But this is only true if the subclass has Protocol in its explicit bases (otherwise, it is a nominal type rather than a structural type):

class HasXAndYNominal(HasX, HasY): ...

static_assert(not is_equivalent_to(HasXAndYNominal, Intersection[HasX, HasY]))

A protocol type X and a nominal type Y can be inferred as disjoint types if Y is a @final type and Y does not satisfy the interface declared by X. But if Y is not @final, then this does not hold true, since a subclass of Y could always provide additional methods or attributes that would lead to it satisfying X's interface:

from typing import final
from ty_extensions import is_disjoint_from

class NotFinalNominal: ...

@final
class FinalNominal: ...

static_assert(not is_disjoint_from(NotFinalNominal, HasX))
static_assert(is_disjoint_from(FinalNominal, HasX))

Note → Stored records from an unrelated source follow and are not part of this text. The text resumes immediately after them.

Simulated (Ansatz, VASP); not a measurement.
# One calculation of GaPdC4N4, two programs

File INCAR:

def _(arg1: Intersection[HasX, NotFinalNominal], arg2: Intersection[HasX, FinalNominal]):
    reveal_type(arg1)  # revealed: HasX & NotFinalNominal
    reveal_type(arg2)  # revealed: Never

Satisfying a protocol's interface

A type does not have to be an Instance type in order to be a subtype of a protocol. Other protocols can be a subtype of a protocol, as can ModuleLiteral types, ClassLiteral types, and others. Another protocol can be a subtype of HasX either through "explicit" (nominal) inheritance from HasX, or by specifying a superset of HasX's interface:

module.py:

x: int = 42

main.py:

import module
from typing import Protocol
from ty_extensions import is_subtype_of, is_assignable_to, static_assert, TypeOf

class HasX(Protocol):
    x: int

# TODO: this should pass
static_assert(is_subtype_of(TypeOf[module], HasX))  # error: [static-assert-error]
static_assert(is_assignable_to(TypeOf[module], HasX))

class ExplicitProtocolSubtype(HasX, Protocol):
    y: int

static_assert(is_subtype_of(ExplicitProtocolSubtype, HasX))
static_assert(is_assignable_to(ExplicitProtocolSubtype, HasX))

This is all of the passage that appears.